Section 7, sub-clause 1 of the Norwegian Ship Safety Act No. 9 of 15 February 2007 reads as follows in English translation:
“The operator of the ship shall ensure that a safety management system which can be documented and verified is established, implemented and developed in his organisation and on the individual vessels in order to identify and control the risk and also to ensure compliance with requirements laid down in a statute or in the actual safety management system. The contents, scope and documentation of the safety management system shall be adapted to the needs of the operator and his activities.”
There has been discussion on whether Section 7 of the Norwegian Ship Safety Act applies to vessels below 500 gt. The reason for this discussion is that the ISM Code has not been made applicable for vessels below 500 gt. However, the Norwegian Maritime Authority has reiterated that said Section 7 pursuant to Section 2 of the Act is applicable for all vessels except pleasure craft less than 24m length.
Similar provisions as in Section 7 of the Norwegian Ship Safety Act do not exist in the other Nordic countries whose legislation refers to the standard of the ISM Code when it comes to what vessels have a statutory obligation to apply safety management systems.
Section 7 of the Norwegian Ship Safety Act is in itself a safety regulation as defined in Cl. 3-22 of the Plan; breach of which will be governed by Cl. 3-25. However, as Section 7 of the Norwegian Ship Safety Act is so vague, it for practical purposes will be very difficult to invoke it against the assured until the Norwegian Maritime Authority has adopted a regulation setting out what a safety management system for vessels under 500 gt. should comprise. For ships or vessels or other crafts or units that are subject to the ISM Code, reference is made to the Commentary to Cl. 3-22 and Cl. 3-25 where it is made clear that the ISM Code is a safety regulation pursuant to the definition in Cl. 3-22; breach of which is governed by Cl. 3-25.
The provision provides three special safety regulations for the insurance of vessels with limited trading areas and comes in addition to Cl. 3-22 et seq. in the general part of the Plan.
The provision constitutes “a special safety regulation laid down in the insurance contract” under Cl. 3-25, sub-clause 2. This means that the assured must be fully identified with anyone “whose duty it is on behalf of the assured to comply with the regulation or to ensure that it is complied with”. This will normally be the duty of the master of the vessel. As a special safety regulation Cl. 17-5 (a) also prevails over the provision relating to the situation where the owner is the master of the vessel in Cl. 3-25, sub-clause 1, second sentence. If the owner himself is the master of the vessel, he will therefore forfeit coverage if the vessel sustains damage due to negligent ice-forcing.
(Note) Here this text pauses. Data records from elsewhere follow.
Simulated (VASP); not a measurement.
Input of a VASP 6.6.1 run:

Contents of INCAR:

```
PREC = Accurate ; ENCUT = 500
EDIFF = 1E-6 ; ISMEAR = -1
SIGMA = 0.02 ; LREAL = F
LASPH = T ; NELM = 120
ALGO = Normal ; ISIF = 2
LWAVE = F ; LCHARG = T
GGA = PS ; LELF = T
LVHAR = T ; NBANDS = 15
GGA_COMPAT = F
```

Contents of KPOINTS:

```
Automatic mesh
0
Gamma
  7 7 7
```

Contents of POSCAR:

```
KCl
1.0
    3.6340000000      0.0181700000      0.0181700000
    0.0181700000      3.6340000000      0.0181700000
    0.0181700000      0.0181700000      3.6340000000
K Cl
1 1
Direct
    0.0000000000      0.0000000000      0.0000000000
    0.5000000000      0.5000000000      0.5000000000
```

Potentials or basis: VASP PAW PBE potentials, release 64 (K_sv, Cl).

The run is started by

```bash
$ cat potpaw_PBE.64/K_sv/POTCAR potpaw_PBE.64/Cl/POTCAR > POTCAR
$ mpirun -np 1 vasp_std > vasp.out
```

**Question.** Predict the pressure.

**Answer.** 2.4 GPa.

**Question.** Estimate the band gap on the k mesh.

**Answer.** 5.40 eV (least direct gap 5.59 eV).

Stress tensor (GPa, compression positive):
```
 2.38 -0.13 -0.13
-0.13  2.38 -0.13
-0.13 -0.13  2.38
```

Sub-clause 1 (a) applies only to ice-forcing. Ice-forcing presupposes that the vessel proceeds through ice as the result of a deliberate choice. It further follows from the rules relating to safety regulations that the damage must be a foreseeable consequence of this choice. If ice damage is sustained accidentally, e.g. by striking against drift ice in open sea, this does not constitute ice-forcing. Nor does the provision cover “ice-forcing” in order to avert major damage or total loss where a vessel has unexpectedly become ice bound; this would constitute a measure to avert or minimise loss. On the other hand, sub-clause (a) will apply if the master has deliberately proceeded into an area where it is foreseeable that the vessel will become ice-bound.
It is further a condition that the forcing concerns “ice”. If the vessel is sailing in an open lane, this does not constitute ice-forcing. Furthermore, the content of the term “ice” can be difficult to define precisely. The term must be defined on the basis of discretionary criteria, such as the thickness, solidity and extent of the ice. There may also be reason to take into consideration the time of year in question and whether any ice-breaker service has been organised. A certain support may also be obtained from the ice classification requirements.
Sub-clause (b) concerns the trading certificate, which is referred to in Cl. 20-3. The trading area stipulated by the authorities is normally described in a trading certificate for the vessel in question. As a rule, the trading area in the trading certificate will be more limited than the area specified in the Plan. If the insurer wants the trading area under the insurance to coincide with the trading area in the trading certificate, this must follow from the insurance contract. Normally, however, this type of official regulation is only in the nature of a special safety regulation in relation to the insurance. Under these rules, if a vessel proceeds beyond the trading limits specified in the trading certificate, this will only have consequences for the insurance coverage if the infringement can be ascribed to the assured, or someone with whom he may be identified, and if there is a causal connection between the infringement and the casualty. This means that the sanction will be somewhat less strict than it would have been pursuant to Cl. 3-15, sub-clause 3. If the vessel has lost its trading certificate, the rules in Cl. 20-3 shall apply.
The provisions contained in the trading certificate automatically constitute safety regulations under Cl. 3-22. However, the advantage of mentioning them specifically here is that the identification rule in Cl. 3-25, sub-clause 2, second sentence, becomes applicable.
Orders from the vessel´s flag state are not subject to any special regulations. If the assured fails to comply with orders issued by the flag state, the trading certificate might become invalid, in which case the insurance will automatically lapse according to Cl. 20-3.
Sub-clause (c) concerns vessels at quay or laid up, and is consequently more extensive than Cl. 3-26, which merely concerns vessels laid up. For small vessels, it is more practical to stay in port than to be laid up. There is moreover a special need for safety regulations in connection with the risk of theft, because it is normally quite simple to gain access to this type of vessel. It is therefore the assured’s duty to provide daily supervision of the vessel and its moorings and furthermore to secure the vessel and its equipment. The provision also contains a requirement that the equipment shall be kept in such a way that it can only be removed by the use of tools.